I'm writing an adjacency matrix in R
like so:
neighbours <- array(0, c(100,100))
for (i in 1:100) { neighbours[i,i] = 1 } #reflexive
But then I notice that the class(neighbours)
is double matrix
. That's going to take up way too much room with a larger matrix. So I want to coerce the type to integer
or, even better, since this is undirected, logical
.
But...
> class(neighbours[5])
[1] "numeric"
> class(neighbours[5]) <- "integer"
> class(neighbours[5])
[1] "numeric"
It is no listen to me!
It's better to not initialize it as numeric in the first place, but if you can't do that, set the storage.mode
:
R> neighbours <- array(0, c(100,100))
R> for (i in 1:100) { neighbours[i,i] = 1 }
R> str(neighbours)
num [1:100, 1:100] 1 0 0 0 0 0 0 0 0 0 ...

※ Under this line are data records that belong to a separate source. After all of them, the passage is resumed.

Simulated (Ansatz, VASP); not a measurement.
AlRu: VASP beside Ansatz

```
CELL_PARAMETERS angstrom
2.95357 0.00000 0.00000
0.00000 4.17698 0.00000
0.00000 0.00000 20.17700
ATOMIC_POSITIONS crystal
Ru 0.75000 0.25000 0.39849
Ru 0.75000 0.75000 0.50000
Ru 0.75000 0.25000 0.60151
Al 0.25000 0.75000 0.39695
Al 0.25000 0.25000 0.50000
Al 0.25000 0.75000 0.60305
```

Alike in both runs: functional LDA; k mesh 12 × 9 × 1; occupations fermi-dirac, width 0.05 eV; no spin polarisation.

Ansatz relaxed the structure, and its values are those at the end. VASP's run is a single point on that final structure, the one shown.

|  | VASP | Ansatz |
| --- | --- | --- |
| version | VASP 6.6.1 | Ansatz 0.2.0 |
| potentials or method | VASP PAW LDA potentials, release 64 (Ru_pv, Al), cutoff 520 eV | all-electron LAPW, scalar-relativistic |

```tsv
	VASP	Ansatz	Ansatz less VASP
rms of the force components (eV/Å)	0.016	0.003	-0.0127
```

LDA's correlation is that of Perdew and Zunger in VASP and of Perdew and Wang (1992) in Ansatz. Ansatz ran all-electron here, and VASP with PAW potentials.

R> storage.mode(neighbours) <- "integer"
R> str(neighbours)
int [1:100, 1:100] 1 0 0 0 0 0 0 0 0 0 ...
R> storage.mode(neighbours) <- "logical"
R> str(neighbours)
logi [1:100, 1:100] TRUE FALSE FALSE FALSE FALSE FALSE ...
For those who are still looking for a method to coerce an existing numeric matrix to an integer one:
m2 <- apply (m, c (1, 2), function (x) {
(as.integer(x))
})
The c(1, 2) means apply the function to rows and columns. Testing the class of the elements then gives:
> class(m2[1,])
[1] "integer"
> class(m[1,])
[1] "numeric"
>
I was looking for something like this because I needed to convert an already existing numerical matrix. It was the result of a very slow computation so modifying the code would have taken me much more time than simply converting the result.